About 150 people jammed a room at S. Christa McAuliffe Elementary School in Riverside on Thursday night, Aug. 25, to hear what educators are doing to improve safety nearly a week after an intruder attacked a girl in a campus restroom.
Alvord Unified School District officials scheduled the town-hall-style meeting to address concerns after police said a registered sex offender entered the kindergarten-through fifth-grade school and assaulted a 10-year-old girl during lunch Friday, Aug. 19.
Superintendent Allan Mucerino opened the meeting by saying the attack “has broken my heart.”
“Never before have I experienced such a thing,” he told the crowd. “I know so many of us are heartbroken about what happened. I understand the anger. It’s just terrible.”
Logan Allen Nighswonger, a 32-year-old Riverside resident, was arrested on suspicion of the attack a few hours later in Placentia. Nighswonger was charged this week with forcible lewd acts on a child, accessing a K-12 campus without permission and a sentence-enhancing allegation of committing a sexual assault during a burglary. Court documents allege Nighswonger cornered and groped a 10-year-old girl. He has pleaded not guilty.
Mucerino said the intruder hopped two sets of fences and added that fencing will be replaced with 8-foot fences within about a week.
“That’s an immediate response,” he said.
Answering a question from the audience, Mucerino said an outside gate that leads from the street to the staff parking lot was not locked at the time of the attack. He said the gate is in a “high-volume” area with many teachers coming and going and it has been common practice for several years to leave the gate unlocked. That gate is now being locked, he said. However, Mucerino said a gate that leads from the staff parking lot into the campus was locked at the time the incident occurred.
Mucerino added that a campus supervisor will be hired to patrol the campus on bicycle.
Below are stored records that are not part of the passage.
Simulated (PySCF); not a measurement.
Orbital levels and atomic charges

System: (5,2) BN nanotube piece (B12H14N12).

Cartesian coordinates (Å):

McAuliffe Principal Gerardo Aguilar told parents about the school’s new “buddy system,” in which kids go to the bathroom in pairs. And he invited them to join a new patrol of parents, pointing to a sign-up sheet in the back of the room.
“It’s open up to anyone who has a child here — a dad, a mom,” he said. “We’ll even take grandma.”
When the meeting opened for parent comments, they were emotional and sometimes heated.
Parent Matt Brown said the “buddy system” isn’t much protection because a large man could easily harm two young children.
“That’s two victims instead of one victim,” Brown said, adding that there should be cameras all over campus and that many parents have cameras at their homes.
Several people said they don’t understand why Alvord doesn’t have campus cameras while other area school districts do.
In response to a question about how the intruder made it to the restroom, Mucerino said the man scaled two fences.
“It was a matter of us not having a set of eyes on the spot at that time,” the superintendent said.
Jose and Leticia Gonzalez, parents of a fifth-grade daughter, said before the meeting that they have many questions.
“How was the man able to jump the fence and get into a bathroom? It’s kind of scary,” Jose Gonzalez said. “And why did he choose this school? What did he see?”
He thinks the man scoped out the campus and learned there “wasn’t anybody really watching.”
Leticia Gonzalez worries that the parent patrols recently instituted won’t last long.
The concerns about security come as Alvord is getting ready to ask district voters in November to approve Measure J, a $248 million bond to boost school safety, update technology and modernize facilities, among other priorities.
The district teaches more than 17,000 students in the western Riverside and northeast Corona areas, including more than 600 at McAuliffe in the La Sierra neighborhood.
Like many campuses across the Inland Empire, there is one way into McAuliffe Elementary — through the front gate. Authorities said the intruder did not go through the gate and was seen climbing over the school’s 6-foot chain-link perimeter fence as he ran away from a campus supervisor, and likely had scaled the fence to get in.
Fencing has become a focus of discussion this week about how the district might make the campus less vulnerable to attempts by intruders to evade the school’s defenses.
Experts say chain link fences are vulnerable because they are among the easiest fences to climb. In recent years, some of the region’s larger school systems — among them San Bernardino City, Corona-Norco and Moreno Valley unified school districts — have replaced chain-link perimeter fencing with stronger, vertical-oriented fences made of wrought iron and galvanized steel that are harder to scale.
While officials mull what long-term upgrades will be needed, several immediate measures were taken to protect the school’s children.
McAuliffe started putting together a parent volunteer patrol to closely watch specific campus locations during student drop-off and pick-up times and recess. Students were asked to take a friend with them when they use the restroom. And the bathroom where the assault occurred was closed as officials considered how to provide surveillance for that area.
Brenda Mendez, whose son attends McAuliffe, said the school must do better.
“These are our babies,” she said. “When the message came through I cried when I heard it was a little girl — because I was once a little girl. We failed that little girl.”
She also offered a question.
“Please, how can I go to bed at night knowing my little boy is safe?”
Editor’s note: This story has been updated to correct an error. An outside gate that leads from the street to the staff parking lot at McAuliffe Elementary School in Riverside was not locked when an intruder entered the campus and attacked a student, said Allan Mucerino, superintendent of the Alvord Unified School District.